The Gypsy Chain
Local Arts Reviews
Reviewed by Robi Polgar, Fri., Aug. 24, 2001
The Gypsy Chain: Forest for the Trees
Cultural Center for the Mexican American Arts,
through September 1
Running Time: 3 hrs, 20 min
The dirigo group's staged story of David "Gypsy" Chain, an Earth First! activist who was killed defending the forests of Northern California from illegal clear-cutting by imperious corporate interests, is a labor of love. Laura Somers, director and co-author of this ensemble-developed project (she shares the scriptwriting credit with Andrea Ciannavei), was a close friend of Chain's. And Chain's sister, Sarah, plays the part of the narrator of a story that lyricizes the life, and death, of a young man who discovered the meaning of his existence deep in a magical redwood forest.
No matter the lyricism or the love, ultimately, this production, created over the course of five months through improvisation, research, and soul searching by something like 40 artists, loses the forest for the trees, theatrically speaking. It's a case of a company's reach far exceeding its grasp. And while the group should be applauded for the sheer scope of the work, and its promotion of activism, the onstage effectiveness of The Gypsy Chain falls well short of its sociopolitical message, while the personal angle, Gypsy's story, is often lost in the muddied construction of a play that isn't sure exactly what it wants to be.
At any moment, the production could be a rock opera, a docudrama, a fairy tale, a dream play, a political diatribe, a Brechtian epic, a requiem, a parody, or a melodrama. And this discord shows. There is no discernible rhythm or dramatic structure, no unifying style. Individual scenes may have solid moments, but all are long, many dither in their intent, and scenes of conflict wind up shrill shouting matches between intractable opposites: the activists and the loggers.
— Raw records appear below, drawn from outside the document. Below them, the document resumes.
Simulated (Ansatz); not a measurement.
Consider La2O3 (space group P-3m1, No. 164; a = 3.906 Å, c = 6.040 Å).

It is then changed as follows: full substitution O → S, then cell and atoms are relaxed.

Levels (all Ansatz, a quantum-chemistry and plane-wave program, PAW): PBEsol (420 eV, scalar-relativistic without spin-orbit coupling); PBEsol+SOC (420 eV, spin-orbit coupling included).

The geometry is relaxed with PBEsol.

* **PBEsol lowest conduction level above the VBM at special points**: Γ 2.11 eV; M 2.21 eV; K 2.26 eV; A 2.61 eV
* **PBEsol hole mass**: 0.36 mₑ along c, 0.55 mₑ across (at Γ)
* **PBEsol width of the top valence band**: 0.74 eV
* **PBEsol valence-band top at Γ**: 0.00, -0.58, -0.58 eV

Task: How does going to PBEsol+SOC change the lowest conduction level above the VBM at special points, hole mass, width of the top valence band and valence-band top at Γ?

The play is politically oversimplistic, portraying naturalistic good guys (the activists) against two-dimensional bad guys (the loggers, the corporate weasels, the police). While some attempt is made to make the loggers more than knee-jerk, naysaying opposites in the argument, they still come off drone-like with their chainsaw lockstep dance and oft-repeated credo: "If it casts a shadow, cut it down." Dimensionless bad guys make for boring adversaries and uninteresting theatre, especially when it lasts more than three hours. The one time an activist betrays the code of nonviolent resistance and beats a logger with a large stick has no repercussions in terms of the political dialogue; it just leads to a bigger, louder fight -- and the missed opportunity to get beyond the surface of the argument.
The actors are of mixed experience and ability, and director Somers doesn't do enough to maintain any precision in the acting. Characters range over a variety of excesses. There are the cartoonish: Corey Gagne's bad capitalist, Uncle Charlie; or Amie Elyn's one-note Sheriff (she speaks through a bullhorn). And there are the hyper-realistic: Judson L. Jones' Big A, in whom Jones infuses too much internal anguish, given to guttural mutterings and much bowing of his head. Somewhere in the middle are more measured performances, most notably Russ Roten as Sleeper, an ex-lawyer turned Earth First! leader. Greg Gondek puts his charismatic energies into the role of Gypsy. But too often he is an observer and inert; rarely does he get the chance to exercise what appears to be a Christ-like gift to calm and unify disparate elements in a conflict. Sometimes he just disappears into the convoluted story.
Soldiers on the front lines of a war, whether fought with guns or through peaceful civil disobedience, tend to be young and idealistic. The same can be said for youthful theatre artists who wear their hearts on their sleeves, especially when playing political subject matter that speaks to their personal beliefs. The players believe, fiercely believe, in what they are doing. And they love, fiercely love, David "Gypsy" Chain and his memory, bringing honest emotion to this tale. But proximity makes it hard to see the bigger picture. So while the ensemble clearly connects at a personal level to its subject, it hasn't necessarily made a good play of it.